From 17h20 until 19h00 I was standing outside the building of the EU vs. MS anti-trust case hearing, talking to Sean Daly. Sean was previously a journalist and recently moved to Brussels. He contacted me to lend a hand with the PR side of the MS anti-trust case. There were 15 or so other press people also hanging around.

Someone comes out. It's Brad Smith, Microsoft's lawyer. He's smiling and talking about the great dialogue that was missing until now, and the great breakthrough that has happened, and how finally the requirements on them have been clarified.

What's all that about? Well, Microsoft face fines of up to 2 million euro per day which can be back dated to last December. To avoid paying them, I guess they'll argue that their non-compliance was all down to a little communication problem, and now that's fixed. Water under the bridge. I don't know if they'll get away with that.

Myself and Sean were waiting for FSFE's lawyer, Carlo Piana. When he came out, we helped put him talking to some journalists, then waited until that was finished and we took him aside to record an interview. That should appear on Groklaw.net soon. (update: it's there now)

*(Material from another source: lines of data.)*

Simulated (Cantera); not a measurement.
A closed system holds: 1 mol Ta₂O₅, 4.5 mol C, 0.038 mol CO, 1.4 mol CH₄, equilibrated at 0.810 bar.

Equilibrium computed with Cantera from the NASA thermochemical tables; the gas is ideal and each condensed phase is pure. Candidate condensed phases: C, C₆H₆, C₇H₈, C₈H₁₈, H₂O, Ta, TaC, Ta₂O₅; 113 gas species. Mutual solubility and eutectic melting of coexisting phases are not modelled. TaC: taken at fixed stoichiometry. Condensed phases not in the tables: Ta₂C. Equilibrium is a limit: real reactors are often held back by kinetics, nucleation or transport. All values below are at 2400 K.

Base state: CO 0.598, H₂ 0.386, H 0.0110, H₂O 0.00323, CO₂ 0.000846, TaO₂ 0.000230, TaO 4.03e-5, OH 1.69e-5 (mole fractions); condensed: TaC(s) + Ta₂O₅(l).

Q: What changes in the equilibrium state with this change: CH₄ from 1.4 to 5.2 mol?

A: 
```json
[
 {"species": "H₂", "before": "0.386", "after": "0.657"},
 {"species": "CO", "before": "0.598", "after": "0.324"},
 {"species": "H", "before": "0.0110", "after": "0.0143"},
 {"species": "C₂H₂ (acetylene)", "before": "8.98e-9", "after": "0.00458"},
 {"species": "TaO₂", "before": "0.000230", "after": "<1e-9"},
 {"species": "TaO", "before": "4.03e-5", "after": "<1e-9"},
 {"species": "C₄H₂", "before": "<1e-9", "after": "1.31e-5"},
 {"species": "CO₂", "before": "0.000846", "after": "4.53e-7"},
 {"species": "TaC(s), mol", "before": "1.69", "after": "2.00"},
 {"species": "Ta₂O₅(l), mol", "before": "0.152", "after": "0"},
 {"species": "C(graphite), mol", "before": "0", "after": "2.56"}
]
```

Before going to the anti-trust venue, I had been working on FSFE's response to the European Commission's questionnaire "On the patent system of Europe". It's been approved, marked up, emailed, and hand-posted, and is now also online: fsfeurope.org/projects/swpat/fsfe-patstrat-response.pdf .

I went back to the office, updated FSFE's GPLv3 webpages, contacted the FSF India main mailing list to pass on info about GPLv3, and discussed the GPLv3 consultation process with a lawyer in the Philippines, helped Sean with the transcript of the interview, informed Carlo, sent some emails about the GPLv3 process and the international GPLv3 conference to be held in Europe later this year.

People ask me what my average day is. It's not always like this - there are days when I answer email all day long, but there's no average day. It's 08h40, I've been working for just over 23 hours. Saturday could be a day off :-)

UPDATE: Groklaw now has the Carlo Piana interview.

Another fresh GPLv3 transcript, and why I bother

I've made and put online a transcript of the recent presentation by RMS about GPLv3:

After making the previous one, I thought I wouldn't do it again, but they seem more important now than I had realised.

Quite a number of people sent thanking emails, which is nice, particularly those who speak English as a second language seem to like the text transcripts.

Wason Liwlompaisan translated the last transcript into Thai!

A number of mainstream news sites picked it up, and maybe some offline ones did too.

The last one also made slashdot and other community sites.

So far this latest transcript has only been online for 4 hours and it's already on LWN, and on Groklaw.

I was already aware that it would be useful because text can be indexed by websearch engines, and it can be grepped and searched by people, and read by people who can't hear, but the interest from the news sites has been a surprise.

Twelve months is a long consultation process, but it's important that everybody hears about it and therefore has a chance to take a look and make any comments they have. The changes being proposed are quite comprehensible, so spreading the information that makes the process accessible is an important thing to do. More texts are available on the GPLv3 wiki's page for reusable texts.

Update: it's also on Newsforge, and LXer, and the groklaw story drew 498 comments.